I thought I was a musician, who would find life’s answers in the world around me.
I learned to persevere, live without money, drive battered old cars and deal with friendly rejections from record companies. Sometime later the taste of success and accompanying loneliness were added. My dream had always been to work in recording studios. I equally loved the creative dreamers, goal-oriented success seekers, and managers. I worked with a large number of artists and record companies in various countries and produced a huge amount of music. Some of these songs climbed the charts and golden records decorated my wall. I was living the dream of my 16-year-old self when I realized this was not the place where I would find what I was truly looking for.
So I became a spiritual seeker, looking for the answers within.
The next part of my journey made me seek passionately for God, spirituality, and enlightenment. I became a “devotee” and exchanged my worldly desires for an inner journey. My day started and ended with prayers and deep meditation. Chanting mantras was now my music. The recording studio turned into a mountain and my bedroom into a small tent. I found deep silence and the enlightenment I was looking for.
Then I was still alone, more lonely than ever. On this mountain, both the mountain outside myself and the one within, there was no real connection with life, with the people I met. Friends were only my friends as long as we prayed the same prayers and bowed to the same guru. But the guru turned out to be as plastic as the golden records and I fell into a deep depression.
I was alone, lost, with nowhere left to search. My journey had brought nothing but beautiful illusions. My life was over. I had lost everything and everyone. There were no more stones left to turn and even no more tears to cry.
So I stopped and sat down. Without meditation, without bliss, without running. I sat alone with myself and felt life. Not the polished version I’ve been seeking for so long, but pure and raw life. I knew who I was, what I was, not some perfect imagined version of myself, but ‘me’ as I was created. Without any answers, filled with the questions of this moment.
Words started to flow, in music and poems. For the first time, there was real friendship, both with the people I met and with myself. My pain had awakened compassion. No longer the need to help someone, just one traveler who meets another, a friend who meets another friend. Sometimes a brief encounter, sometimes a little longer.
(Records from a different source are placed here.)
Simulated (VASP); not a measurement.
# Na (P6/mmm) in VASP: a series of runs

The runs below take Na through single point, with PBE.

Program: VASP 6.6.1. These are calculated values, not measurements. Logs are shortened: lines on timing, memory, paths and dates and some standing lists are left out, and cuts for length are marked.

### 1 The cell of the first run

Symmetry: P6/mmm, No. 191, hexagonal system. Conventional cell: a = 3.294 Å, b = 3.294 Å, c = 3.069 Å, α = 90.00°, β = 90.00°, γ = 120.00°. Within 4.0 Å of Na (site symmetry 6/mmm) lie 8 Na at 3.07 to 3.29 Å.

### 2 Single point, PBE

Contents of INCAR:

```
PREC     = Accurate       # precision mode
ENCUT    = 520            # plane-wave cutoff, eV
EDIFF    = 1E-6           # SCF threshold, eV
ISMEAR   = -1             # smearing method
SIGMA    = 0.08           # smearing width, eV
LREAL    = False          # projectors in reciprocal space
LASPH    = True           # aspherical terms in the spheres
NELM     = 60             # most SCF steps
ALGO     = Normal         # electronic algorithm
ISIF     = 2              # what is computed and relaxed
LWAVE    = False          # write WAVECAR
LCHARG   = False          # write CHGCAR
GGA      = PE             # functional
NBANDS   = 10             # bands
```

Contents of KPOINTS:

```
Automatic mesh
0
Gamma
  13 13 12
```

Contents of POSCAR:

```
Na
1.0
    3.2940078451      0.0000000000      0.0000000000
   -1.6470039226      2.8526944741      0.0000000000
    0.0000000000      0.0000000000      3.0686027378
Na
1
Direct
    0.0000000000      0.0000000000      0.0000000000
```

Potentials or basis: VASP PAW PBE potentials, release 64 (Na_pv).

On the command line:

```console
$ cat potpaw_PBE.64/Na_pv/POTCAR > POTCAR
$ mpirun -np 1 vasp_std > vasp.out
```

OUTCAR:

For so long I had been seeking. Initially in the world, later within myself, only to discover that what I’d really been looking for had always been closer than my breath, the simplicity of this moment, the source of this longing. There is no key, the door had always been open. In fact, there is no door at all. There is nowhere I have to go because I am already there and without knowing, I always was.
I’m no longer plan life. Music, words, and people are still my passion, without a journey or purpose. And tomorrow? I have no idea what tomorrow will bring but know I’m in love with today.